Church or Beer? Americans on Twitter

The bloggers at Floating Sheep specialize in analzying geo-coded data on the internet.  That is, they study not only what people say on the Internet, but where they say it. They examined all geotagged tweets sent within the continental USA between June 22 and June 28 (about 10 million in total) and extracted all tweets containing the word “church” (17,686 tweets of which half originated on Sunday) or “beer” (14,405 tweets which are much more evenly distributed  throughout the week).

The write up and results of this are presented in a county by county map which goes from deep blue (much more beer), light blue (more beer), white (beer and church equal), pink (more church than beer), red (much more church). Be sure to double click for a larger map to see the counties more easily.

http://www.floatingsheep.org/2012/07/church-or-beer-americans-on-twitter.html

Not surprising they found a mostly deep red Southeastern USA, and a mostly deep blue Northeastern USA.

Of course not everything falls in line with the red (Republican) counties and the blue (Democratic) counties. Cuyahoga (Cleveland, Ohio) and downtown Chicago are deep red, obviously due to very religious African Americans. My suburban Cleveland county is deep blue even though it is evenly divided between Democrats and Republicans (one of those key swing counties that usually goes with the national trend). Most of the Cleveland Diocese is a very deep blue.

Where is your county or diocese on the beer-church spectrum?

H/T to both CNN and RNS for covering this.

Jack Rakosky

Comments

4 responses to “Church or Beer? Americans on Twitter”

  1. Jeff Reed Avatar
    Jeff Reed

    Interesting that the source county of PrayTell is rather dark blue.

    1. Jack Rakosky Avatar
      Jack Rakosky

      @Jeff Reed – comment #1:

      See their maps on the Beer Belly of America

      http://www.floatingsheep.org/2010/02/beer-belly-of-america.html

      We were quite surprised, however, when we did a simple comparison between grocery stores and bars to discover a remarkable geographically phenomenon. We had expected that grocery stores would outnumber bars and for most parts of North America that is the case. But we could also clearly see the “beer belly of America” peeking out through the “t-shirt of data”.

      Starting in Illinois, the beer belly expands up into Wisconsin and first spreads westward through Iowa/Minnesota and then engulfs Nebraska, and the Dakotas before petering out (like a pair of love handles) in Wyoming and Montana.

      These types of analysis are relatively new, and we do not have the decades of survey research that have allowed us remove many sources of bias in that type of data.
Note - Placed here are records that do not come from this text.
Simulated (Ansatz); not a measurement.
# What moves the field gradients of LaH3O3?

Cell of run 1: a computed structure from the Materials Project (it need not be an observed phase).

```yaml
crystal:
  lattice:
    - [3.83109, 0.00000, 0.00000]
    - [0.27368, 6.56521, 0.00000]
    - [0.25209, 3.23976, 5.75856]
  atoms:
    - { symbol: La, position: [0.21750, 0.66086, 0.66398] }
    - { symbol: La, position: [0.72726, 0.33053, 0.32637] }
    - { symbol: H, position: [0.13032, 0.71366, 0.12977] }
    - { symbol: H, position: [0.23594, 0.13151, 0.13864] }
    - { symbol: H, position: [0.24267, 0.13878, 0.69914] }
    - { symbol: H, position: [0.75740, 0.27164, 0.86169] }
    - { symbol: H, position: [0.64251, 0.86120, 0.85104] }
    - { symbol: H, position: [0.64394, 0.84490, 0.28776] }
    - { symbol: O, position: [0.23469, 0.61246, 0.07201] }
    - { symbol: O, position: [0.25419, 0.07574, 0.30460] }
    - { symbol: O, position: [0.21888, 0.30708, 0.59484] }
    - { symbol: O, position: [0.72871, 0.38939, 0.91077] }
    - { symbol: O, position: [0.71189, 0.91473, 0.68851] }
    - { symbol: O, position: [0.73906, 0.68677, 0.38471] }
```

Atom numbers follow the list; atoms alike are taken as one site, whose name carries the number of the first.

      Nevertheless, religion in particular is a very geographic phenomenon. That has been established for quite a while. What we now have are a lot of new geographical and cultural databases (most of which we don’t understand very well) that can produce “interesting data.”

  2. Jim McKay Avatar
    Jim McKay

    @Jeff Reed – comment #1:
    The presumed opposition of church and beer is peculiar, almost a throwback to Prohibition. That contrast is less among Catholics and Lutherans than among Baptists and Methodists. ( just examples; the difference is probably more like date of immigration) So that may explain the preponderance of beer in MN and WI

    But I have no explanation for Southern CA. Why aren’t Ventura and Santa Barbara HH (blue) on the second map?

    1. Terri Miyamoto Avatar
      Terri Miyamoto

      I got my theology degree at a Methodist seminary. Once they were organizing a big dinner with a speaker, and had no place large enough on campus. They made arrangements at the Catholic college/retreat center just down the road, who set up as they always do outside dinners, with a bottle of wine on each table. The Methodist hosts come in and see all that wine; “No, no, you have to take away the bottles before anyone gets here!” (Note that I remain Catholic!)